Roll we do. At least that is what has happened each and every time (with slight variations) that we’ve went to Braum’s the past few months. So, you can well imagine my shock when Ethan threw a big monkey wrench into the routine by saying this: “Daddy, I need to go to the bathroom.”

”What?”

Ethan is 99% potty trained. He can urinate inside or outside with the best of them. His only issue is crapping. He goes freestyle all day (sans diaper, wears underwear) long until he has the urge to shit, and then he requests a diaper because he’s afraid to poop on the toilet. (If anyone has any advice on this strange fear, please, give my your 2 cents. Let me say this, it is not constipation related which most every instruction manual says is the leading cause of fear to have a BM on the actual toilet.) Since he’s been going freestyle for a few months, Ethan and I have visited our fair share of public restrooms. Note the Ethan and I part of that statement. This was going to be my first venture into a public restroom with both Boy(s). Not just a public restroom, an old style Braum’s restroom. That meant two things to me. Small. Dirty. I must have spaced out stressing out about the prospect of our bathroom visit. Or was I simply hypnotized by that crazy purple bug zap light thing (why does Braum’s have those things?) Regardless, Ethan brought me back to the moment by saying, “Daddy, I need to pee pee - now.”

Ready, steady, GO!

Since this Braum’s was a replica of the one of my youth, I knew that the bathroom would be back by the grill order area behind a door next a water fountain. I put my hand around the back of Ethan’s neck to direct him toward the bathroom as I held (wrestled is more like it) Wy in my arms. Wy was not happy. He knew that the car was out the other door, and well, he wasn’t wanting to go behind this strange new door with me and his big brother.

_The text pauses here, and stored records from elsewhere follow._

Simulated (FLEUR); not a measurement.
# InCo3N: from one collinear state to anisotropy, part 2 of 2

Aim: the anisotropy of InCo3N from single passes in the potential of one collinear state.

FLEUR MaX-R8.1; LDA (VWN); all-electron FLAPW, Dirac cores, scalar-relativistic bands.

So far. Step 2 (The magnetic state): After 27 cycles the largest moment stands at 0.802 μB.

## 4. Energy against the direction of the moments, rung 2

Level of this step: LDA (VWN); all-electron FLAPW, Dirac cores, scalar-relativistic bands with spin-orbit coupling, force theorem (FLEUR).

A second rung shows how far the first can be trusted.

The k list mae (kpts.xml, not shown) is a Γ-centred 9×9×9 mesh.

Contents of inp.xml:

Once behind the first door, I had to reposition our party, so I could open the men’s restroom door. Shoving it open I pushed Ethan into the small space by the back of his neck while holding onto a very agitated Wyatt who wanted no part in this bathroom venture. Once I had the door closed and locked (not sure why I locked it) I instructed Ethan to get busy doing number 1.

“Ok Ethan, pee pee.”

Nothing. He just stood staring at the wall opposite of the toilet. Frozen. He didn't even attempt to pull down his pants and underwear. Wy Wy is screaming by the way.

“Ethan, let’s go. Come on, Wyatt isn’t digging this, pee please.”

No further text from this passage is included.